Thoughts on the future of banking in Ireland…

This is an extended version of a column published in the Irish Examiner, 21/1/12,
http://www.examiner.ie/business/co-operative-banks-may-be-the-way-forward-180948.html .

The news that the Newbridge Credit Union has been taken under care by the Central Bank is of course a source of great concern to depositors. However, things are not all bleak

Credit unions play a vital role in the Irish financial system. Total assets (loans outstanding in the main) as of the latest figures (2010) were. €21b, which amounts to c 5% of the total amount of loans outstanding to Irish residents as of that date.. If €1b is to be required to recapitalise losses that will, proportionally, be a good deal lower than for banks. Credit unions, despite the recent concerns, are as a body very different as compared to banks. The domestic banks as a whole, at end 2010, had a loan to deposit ratio for Irish residents of approx. 135%, while for credit unions this was only 45%. there would on the face of it appear to be room for Credit unions to engage in cautious increases in lending, if we wished to allow credit to grow (a whole other debate) but this is stymied by lending restrictions imposed last year. There is a good overview of the CU situation available in the report of the interm commission, available here.

There is long history of cooperative and alternative form banking, beyond shareholder owned models. Within Europe, cooperative banks have approx. 20% of the deposit and loan market, and account for in some cases up to 40% of all SME lending. The best known of the large cooperative banks include Rabo, CoOp (UK) and Credit Agricole. The academic evidence is that cooperative banks are similar or even slightly better when to other banks in terms of organizational efficiency, but provide lower returns on assets than shareholder owned banks. They typically are smaller than shareholder banks but the largest Cooperative banks are amongst the largest in the world, and have retained strong credit ratings, to date.
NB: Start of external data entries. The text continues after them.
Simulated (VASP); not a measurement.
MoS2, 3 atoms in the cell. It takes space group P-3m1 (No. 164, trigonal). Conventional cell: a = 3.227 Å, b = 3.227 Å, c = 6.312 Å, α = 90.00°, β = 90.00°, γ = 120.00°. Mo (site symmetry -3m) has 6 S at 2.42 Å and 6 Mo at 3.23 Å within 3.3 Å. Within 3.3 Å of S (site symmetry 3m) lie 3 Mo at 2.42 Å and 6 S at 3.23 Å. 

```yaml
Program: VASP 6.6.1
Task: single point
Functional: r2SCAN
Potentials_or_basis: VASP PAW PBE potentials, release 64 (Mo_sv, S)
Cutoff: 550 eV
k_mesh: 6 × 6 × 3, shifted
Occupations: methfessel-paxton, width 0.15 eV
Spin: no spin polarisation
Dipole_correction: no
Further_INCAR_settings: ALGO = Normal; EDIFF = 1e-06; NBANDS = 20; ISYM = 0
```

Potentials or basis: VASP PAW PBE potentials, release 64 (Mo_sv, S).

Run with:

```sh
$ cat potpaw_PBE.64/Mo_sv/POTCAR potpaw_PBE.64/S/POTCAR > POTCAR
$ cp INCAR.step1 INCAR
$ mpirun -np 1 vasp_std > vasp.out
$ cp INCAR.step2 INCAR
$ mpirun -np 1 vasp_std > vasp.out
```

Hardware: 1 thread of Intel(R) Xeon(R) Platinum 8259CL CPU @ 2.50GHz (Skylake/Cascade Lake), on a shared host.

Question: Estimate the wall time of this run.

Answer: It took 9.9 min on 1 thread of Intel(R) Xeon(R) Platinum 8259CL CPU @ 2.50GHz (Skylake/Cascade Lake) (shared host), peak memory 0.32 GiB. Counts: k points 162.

we also have evidence from world bank and other researchers on competition in banking. Recall that all financial services industry participants’ work within the same broad environment. in principle a cooperative bank can compete on the same range of products as one with any other ownership structure. If we now introduce a distortion, call it a blanket guarantee, for some but not all of the participants in the market, there will be consequences. We know the calamitous macroeconomic consequences. But at the level of the industry the non-guaranteed banks now face a perverse incentive. The subsidy that has been given to the guaranteed banks is not available to them. The unguaranteed banks have an incentive to increase risk in order to chase profitability, if they wish to remain in the market. Not only is the blanket guarantee an effective subsidy to the financing of the banks – however high the financing costs are to the covered banks they are much less than would be absent the guarantee – there is also a further subsidy from NAMA. Non-covered banks faced with poor loans are not in NAMA, therefore they have to either work them out themselves , costly in terms of time and effort and a continual ongoing drain on the operation, or they sell them which comes at the cost of an immediate bottom line hit. Given the date that was set for loan valuation in NAMA was November 2009, and that the commercial and residential values in Ireland are down 20-25% since then, were the non NAMA loans to be now sold off its reasonable to assume that this would be the additional hit to them. Finally bailed out banks have the ability to attract greater deposits or to pay more (perhaps even pay at a loss) for these deposits. Thus, the effect of the solutions has been to force the non-NAMA/Covered banks to either exit, to accept that they will be acting at a disadvantage, or to engage in more risky activities. Finally of course the bailed out banks themselves, having had a bailout once will expect another, have every incentive to increase their risk taking, which increases as public ownership increases. None of these findings are exactly conducive to good healthy banking.

The evidence is that more competitive banking systems, may in fact be less systemically risky, and show less signs of financial fragility. There is a meme in the Irish banking discourse that the crisis was caused by competitive pressures forcing what would otherwise have been good banks to loosen their credit standards. There is in fact little evidence of this. The share of the largest credit institutions in the bubble increased, not decreased; competition in the Irish market, as measured by the standard H index, decreased significantly; based on the quarterly survey of banks lending the competitive pressures, especially for home loans, were almost the same in terms of their effect on loosening or tightening credit standards as were perceptions of risk or ability of banks to access funds.


This gives us a possible route for Irish banking. When the dust settles it might be worth considering boosting the capacity of the credit union system as a whole, enabling one or two competitive but cooperative owned banks to emerge. Some encouragement of the formation of new cooperative banks would be useful as would be a consideration of whether or not we should cap the size (in order to foster competition) of domestic banks, to consider the winding down all majority state owned banks which have had moral hazard injected into them through bailing out and to encourage the transference of activities to new, clean, cooperative by preference banks which can compete on a new level playing field.